Startup Licenses UA-Invented Mining Sensor Network

At the core of the system is the ability to sense a miner’s location and body temperature, predict potential problems and recommend steps to avert health risks.

University of Arizona startup GUIA has licensed a mining communication and sensor platform developed by faculty in the UA’s College of Engineering and Lowell Institute for Mineral Resources. While the team’s initial focus for this “internet of things” system is mining, the company is looking to apply the technology to a number of other environments.

Pronounced “GI-a,” the company name comes from the Spanish word for “guide.”

The inventing team includes Moe Momayez, UA associate professor of mining and geological engineering; co-founder Mary Poulton, Distinguished Professor of Mining and Geological Engineering, and co-chairman of the board of directors of the Lowell Institute for Mineral Resources; and Oro Valley technology entrepreneur Sergio Cardona.

The team worked with Tech Launch Arizona, the office of the UA that commercializes inventions stemming from research, to define and patent the invention, identify and build the startup team, and license the technology. Through its Asset Development Program, TLA also provided funding to prepare the early-stage invention for the marketplace.

Mine workers wait for blasting to finish in the student-run San Xavier Mine near Tucson. (Photo credit: Pete Brown/UA College of Engineering)

Mine workers wait for blasting to finish in the student-run San Xavier Mine near Tucson. (Photo credit: Pete Brown/UA College of Engineering)

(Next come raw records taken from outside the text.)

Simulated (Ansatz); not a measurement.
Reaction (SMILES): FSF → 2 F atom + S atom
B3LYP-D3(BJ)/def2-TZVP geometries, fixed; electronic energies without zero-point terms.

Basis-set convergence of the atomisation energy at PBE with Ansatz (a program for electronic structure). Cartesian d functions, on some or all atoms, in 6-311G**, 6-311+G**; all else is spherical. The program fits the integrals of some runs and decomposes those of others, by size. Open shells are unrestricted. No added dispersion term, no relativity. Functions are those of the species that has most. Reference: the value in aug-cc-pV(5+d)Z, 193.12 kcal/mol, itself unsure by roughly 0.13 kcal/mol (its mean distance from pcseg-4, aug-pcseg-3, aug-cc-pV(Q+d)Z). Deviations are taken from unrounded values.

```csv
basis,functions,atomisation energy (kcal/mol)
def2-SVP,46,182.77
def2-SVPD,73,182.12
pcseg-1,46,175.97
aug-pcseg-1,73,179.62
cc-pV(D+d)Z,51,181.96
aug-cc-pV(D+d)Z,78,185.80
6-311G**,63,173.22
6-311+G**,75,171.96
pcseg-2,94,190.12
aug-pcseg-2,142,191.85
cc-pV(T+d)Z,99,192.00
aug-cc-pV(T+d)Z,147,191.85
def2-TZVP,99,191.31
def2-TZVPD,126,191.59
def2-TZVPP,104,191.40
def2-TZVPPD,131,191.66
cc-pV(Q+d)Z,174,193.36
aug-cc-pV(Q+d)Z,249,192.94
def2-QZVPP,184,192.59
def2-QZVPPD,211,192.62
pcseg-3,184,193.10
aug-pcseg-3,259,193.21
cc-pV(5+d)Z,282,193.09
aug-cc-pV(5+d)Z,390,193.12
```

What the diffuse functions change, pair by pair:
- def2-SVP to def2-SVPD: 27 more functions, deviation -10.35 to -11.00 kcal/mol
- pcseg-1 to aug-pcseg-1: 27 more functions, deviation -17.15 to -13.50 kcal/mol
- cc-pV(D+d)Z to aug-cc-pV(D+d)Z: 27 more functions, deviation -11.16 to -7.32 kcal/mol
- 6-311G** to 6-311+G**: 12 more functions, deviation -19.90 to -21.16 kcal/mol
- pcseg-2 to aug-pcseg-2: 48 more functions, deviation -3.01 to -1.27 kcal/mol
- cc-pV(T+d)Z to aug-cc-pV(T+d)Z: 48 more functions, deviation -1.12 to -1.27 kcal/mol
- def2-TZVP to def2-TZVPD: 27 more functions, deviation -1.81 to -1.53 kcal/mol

Known as the SMART Suite 5.0, the technology features sensors that can detect and report on components of worker health and safety, mine air quality, geolocation asset tracking, communication and ground stabilization detection. SMART, which stands for System for Managing Advanced Response Technology, is designed for minewide distributed sensing, monitoring and real-time communication across all mining operations. At the core of the system is the ability to sense a miner’s location and body temperature, predict potential problems and recommend steps to avert health risks.

According to the U.S. Department of Labor Mine Safety and Health Administration, there were 430 deaths from mining incidents between 2007 and 2017. SMART Suite 5.0 is the first unified, comprehensive, internet-of-things platform technology to integrate mine safety, miner health monitoring and asset tracking.

According to Momayez, the total direct and indirect cost of a single work site accident in the mining and construction industries can be devastating, with a possible economic impact of over $5 million per incident. This includes expenses such as basic financial costs, human costs (including rehabilitation, death benefits, bodily injury indemnities and income replacement) and a significant, potentially crippling loss of productivity.

“GUIA is the only company on the market addressing this serious issue by offering a single, integrated technology,” Momayez said. “SMART Suite is at the vanguard of today’s available technologies to monitor mine environment, worker health, reduce operational risk and improve safety.”

Mark Baker, a Tucson entrepreneur and TLA commercialization partner, and Phoenix semiconductor veteran Lanny M. Brown also have joined the team as senior advisers.

“It was a wonderful experience to work with the GUIA team as a mentor during TLA’s I-Corp program, and subsequently to help them leverage the opportunity TLA provided to advance their concept beyond the lab and into the market,” said Baker, whose decades of experience as a successful entrepreneur are helping GUIA to move forward quickly and minimize errors typically encountered in the process of commercialization.

“This technology will be useful any place where the environment or location can impact employee health and safety, such as for first responders or industrial manufacturing situations,” said TLA senior licensing manager Bob Sleeper, who led the commercialization project. “Future improvements in communications architecture will allow for a coarse mesh of sensors and communication devices spread out over many miles.”

TLA mentor-in-residence Kevin McLaughlin served as an adviser to the team throughout the process.

“It’s been a pleasure working with the GUIA team on their application of internet-of-things technology,” McLaughlin said. “They have developed a system that will positively impact the lives of people working in dangerous environments around the world.”